So as some of you may remember, my turbo blew up like 3 weeks ago after boosting in the ballpark of 28psi. I want to find out why this happened once and for all because the boost has been erratic for a long time.

Here's how it usually goes:

1. Start car. Smooth idle, drives around smoothly.

2. Get on highway. Third gear pull. Even boost at 20-21psi (JZW stg. 4 tune and supporting hardware (B205R with stock td04, full exhaust, ETS intercooler, 3.5 bar FPR). Runs like a top.

3. Cruise a bit, then slow down to about 60mph for another 3rd gear pull. Same. Totally fine.

4. Repeat. This time, higher boost. 24psi or so. Car is actually slower as ECU apparently detects too much air flow and tries to reduce it- boost drops to like 18 psi really quickly.
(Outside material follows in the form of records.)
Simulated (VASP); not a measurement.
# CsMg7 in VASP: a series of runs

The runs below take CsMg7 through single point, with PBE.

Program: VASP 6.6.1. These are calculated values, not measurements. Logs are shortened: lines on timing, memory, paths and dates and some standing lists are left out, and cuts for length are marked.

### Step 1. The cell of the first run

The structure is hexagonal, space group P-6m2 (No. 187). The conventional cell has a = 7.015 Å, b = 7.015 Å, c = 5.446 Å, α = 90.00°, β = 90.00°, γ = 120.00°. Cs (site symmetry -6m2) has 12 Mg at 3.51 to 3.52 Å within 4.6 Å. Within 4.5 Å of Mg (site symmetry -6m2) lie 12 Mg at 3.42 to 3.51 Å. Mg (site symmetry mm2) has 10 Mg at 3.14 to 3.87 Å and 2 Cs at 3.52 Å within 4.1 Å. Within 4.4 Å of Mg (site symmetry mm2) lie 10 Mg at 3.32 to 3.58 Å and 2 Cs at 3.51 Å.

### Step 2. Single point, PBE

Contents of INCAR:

5. Repeat. Car boosts to like 26 psi and holds it. Flies like a fucking rocket ship but is clearly running very lean. Boost creeps down to the 21psi area and holds. Air mass reading on open SID is generally between 1500 and 1600. Yeah, it's that high. Request is steady at 1300.

6. Repeat. Hits well over 26psi, sometimes the needle hits 30 (the max on my gauge) and it probably goes higher than that. Hits fuel cut or whatever you want to technically call that- it's like a misfire.

7. At this point, it's going to do either #5 or #6 every time, but it's impossible to predict which one.

THINGS I HAVE TRIED:

MAF is newly replaced with a used one. I actually have 3 different working MAFs and all have been tested both at idle and under load by the shop I go to. All are said to be FINE.

DIC was brand new (OEM from GS) last fall- has about 10k miles on it.

Fuel pump was new this summer, has <1500mi on it.

The shop SAYS the BPC is fine, but I'm thinking it might be worth trying another one? The thing that throws me is that after the car sits for a bit, it always has TWO normal pulls before acting weird. It apparently adapts boost upward as it goes.

Also, I've been running the same tune for just over a year and haven't had this problem before, so I really don't think it's an issue with the tune. Lot's of other people have John's stage 4 with no issues.

I know this was a lot to read, but it's a big deal. I really don't need to be blowing up another turbo any time soon. Please help- anything you can contribute would be greatly appreciated.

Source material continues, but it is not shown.